Dear Queenie,
My wife and I have been living together for about a year and got married a couple of months ago. I pay half of all the bills and buy the groceries, I help with the cooking and cleaning, take care of the yard and do repairs around the house.
I like things neat and clean, but my wife is such a slob. When she makes a snack in the kitchen she leaves a mess on the counter and in the sink. She never picks up the things she drops around the house, so I end up doing it for her.
Queenie, how do I get her to clean up her act?—Neat-freak husband
Dear Husband,
How is it you did not notice these things about your wife when you were living together before you got married?
If you talk this over with your wife you may be able to get her to pick up after herself – if not to be as neat as you would like, at least to be less sloppy. And, if you can afford it, it might help to hire a part-time, or even a full-time, housekeeper.
Dear Queenie,
My daughter and son-in-law got divorced recently and I just found out that a few months ago when she found out she was pregnant with their second child my daughter found a way to end the pregnancy because she knew they wouldn’t be together much longer.
I am totally against abortion because it is against my religion.
Queenie, how do I get over this and forgive my daughter?—Mourning my lost grandchild
Dear Mourning,
I understand why your daughter did not tell you all this, knowing how you feel about such things, and I am wondering how you found out, but that is beside the point.

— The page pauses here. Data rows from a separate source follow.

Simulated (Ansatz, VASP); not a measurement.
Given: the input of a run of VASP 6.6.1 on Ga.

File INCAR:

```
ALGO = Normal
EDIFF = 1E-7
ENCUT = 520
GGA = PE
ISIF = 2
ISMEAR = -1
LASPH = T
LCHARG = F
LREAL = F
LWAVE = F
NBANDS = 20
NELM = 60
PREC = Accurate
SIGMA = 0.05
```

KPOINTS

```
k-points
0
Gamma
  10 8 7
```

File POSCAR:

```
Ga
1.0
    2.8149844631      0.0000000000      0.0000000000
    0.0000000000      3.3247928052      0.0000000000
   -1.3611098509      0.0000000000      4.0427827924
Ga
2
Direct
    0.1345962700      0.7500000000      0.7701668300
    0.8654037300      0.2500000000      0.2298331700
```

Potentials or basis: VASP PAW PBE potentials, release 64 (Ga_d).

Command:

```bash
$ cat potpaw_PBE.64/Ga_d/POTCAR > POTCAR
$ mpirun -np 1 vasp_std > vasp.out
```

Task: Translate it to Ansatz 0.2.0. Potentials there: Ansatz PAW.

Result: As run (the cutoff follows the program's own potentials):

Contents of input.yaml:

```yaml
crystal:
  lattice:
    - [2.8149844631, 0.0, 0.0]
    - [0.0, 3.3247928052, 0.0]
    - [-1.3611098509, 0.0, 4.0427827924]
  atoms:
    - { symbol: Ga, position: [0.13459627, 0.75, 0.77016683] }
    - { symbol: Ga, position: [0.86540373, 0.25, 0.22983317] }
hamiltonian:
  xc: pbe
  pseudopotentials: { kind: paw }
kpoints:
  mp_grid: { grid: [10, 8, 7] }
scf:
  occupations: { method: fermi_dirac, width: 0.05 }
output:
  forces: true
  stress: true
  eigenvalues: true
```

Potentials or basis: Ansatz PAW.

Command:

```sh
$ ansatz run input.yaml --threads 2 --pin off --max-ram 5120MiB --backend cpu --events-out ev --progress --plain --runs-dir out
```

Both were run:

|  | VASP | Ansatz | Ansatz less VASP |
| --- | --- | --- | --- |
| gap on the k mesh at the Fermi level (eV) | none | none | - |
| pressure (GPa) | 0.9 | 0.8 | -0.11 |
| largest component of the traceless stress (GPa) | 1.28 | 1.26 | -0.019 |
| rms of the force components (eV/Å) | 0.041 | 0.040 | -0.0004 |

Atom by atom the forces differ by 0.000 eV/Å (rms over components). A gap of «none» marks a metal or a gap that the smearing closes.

Whatever your beliefs are, you have to accept the fact that others, even your own children, may not share them, and you have to accept their right to their own beliefs just as they have to accept your right to yours.
Try to concentrate on the grandchild you have in this time that must be very difficult for him or her, not on the one that “might have been.”
Dear Queenie,
My brother divorced his wife after more than 30 years married and got together with a foreign woman who is younger than his own daughters.
I’m planning a barbeque party for my birthday and I want to invite the whole family, including his ex-wife and their grown-up children who I’m still very close to, but my brother will want to bring his new girlfriend who the whole family disapproves of.
Queenie, what should I do?—Can’t decide
Dear Can’t decide,
I suspect you will be stuck with your brother’s new girlfriend, so let everyone else you invite know what to expect. Especially warn your ex-sister-in-law, explaining that you will understand if she chooses not to attend, but that you hope she will be there too.
Dear Queenie,
The other day when my son and I were coming out of the supermarket a couple of young punks accosted us in the parking lot and demanded that I hand over my wallet. Then they grabbed it and ran.
Afterward my son asked me why I just gave in and didn’t try to resist them. He made me feel like I had let him down.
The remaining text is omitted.